Architectures for cloud solutions

An overview of software architectures and design patterns for cloud solutions

Architectures for cloud solutions

Cloud applications have been the talk of the town for several years now. Especially when it comes to cost reduction and more efficient use of available resources, the cloud is hard to beat. Its true potential only becomes apparent when cloud-optimized architectures and design patterns are used. This enables stable software to be developed and complex requirements to be broken down into small, manageable solutions. But this advantage comes at a price. Questions start to arise like: "How can services communicate with each other when systems fail?" and "How do I deal with peak loads?"

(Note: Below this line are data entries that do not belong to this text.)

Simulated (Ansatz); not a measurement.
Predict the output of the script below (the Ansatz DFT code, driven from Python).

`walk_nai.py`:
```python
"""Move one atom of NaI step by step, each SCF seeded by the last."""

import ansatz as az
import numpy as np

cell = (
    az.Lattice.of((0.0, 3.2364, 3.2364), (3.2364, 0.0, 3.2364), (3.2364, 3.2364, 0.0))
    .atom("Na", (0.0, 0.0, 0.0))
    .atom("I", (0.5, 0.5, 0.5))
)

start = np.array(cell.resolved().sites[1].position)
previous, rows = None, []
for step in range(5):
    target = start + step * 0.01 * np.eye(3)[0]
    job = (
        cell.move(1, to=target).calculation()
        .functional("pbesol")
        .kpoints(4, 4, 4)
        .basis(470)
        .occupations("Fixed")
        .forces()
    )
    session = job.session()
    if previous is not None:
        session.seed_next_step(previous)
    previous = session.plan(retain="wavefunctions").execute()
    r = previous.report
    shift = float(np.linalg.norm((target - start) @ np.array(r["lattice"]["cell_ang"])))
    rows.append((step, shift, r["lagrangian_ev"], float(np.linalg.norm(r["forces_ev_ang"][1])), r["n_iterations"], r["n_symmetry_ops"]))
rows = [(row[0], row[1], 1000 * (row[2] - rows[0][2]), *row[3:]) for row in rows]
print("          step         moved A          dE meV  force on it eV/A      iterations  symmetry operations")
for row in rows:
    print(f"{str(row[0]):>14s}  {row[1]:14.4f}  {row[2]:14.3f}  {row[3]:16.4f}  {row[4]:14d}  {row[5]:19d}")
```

The cloud is changing the way software solutions are developed, designed, and operated. The focus is on the development of small and independent services. Communication between the services takes place via defined interfaces. These can be both synchronous (e.g. request/response) and asynchronous (e.g. events or commands). Depending on the workload, they can be scaled individually. For cloud applications to function properly despite distributed states, stability and resilience should be considered during planning. Additionally, monitoring telemetry data is important in order to gain insight into the system in case anomalies occur in the application process.


First considerations

Before you can begin developing cloud solutions, you should discuss and design the basic architecture of the application. In the following sections, we will look at the most popular architectural styles and explain their advantages and disadvantages.


N-tier architecture

Perhaps the best-known style is N-tier architecture. When developing monolithic applications, this principle is used in most cases. When designing the solution, logical functions are divided into layers, as seen in Figure 1. The conventional layers (presentation layer/UI, business layer, data layer) build on each other, which means that communication only takes place from a higher-level layer to a lower-level layer. For example, the business layer does not know any details of the UI. Communication between these layers always starts from the UI.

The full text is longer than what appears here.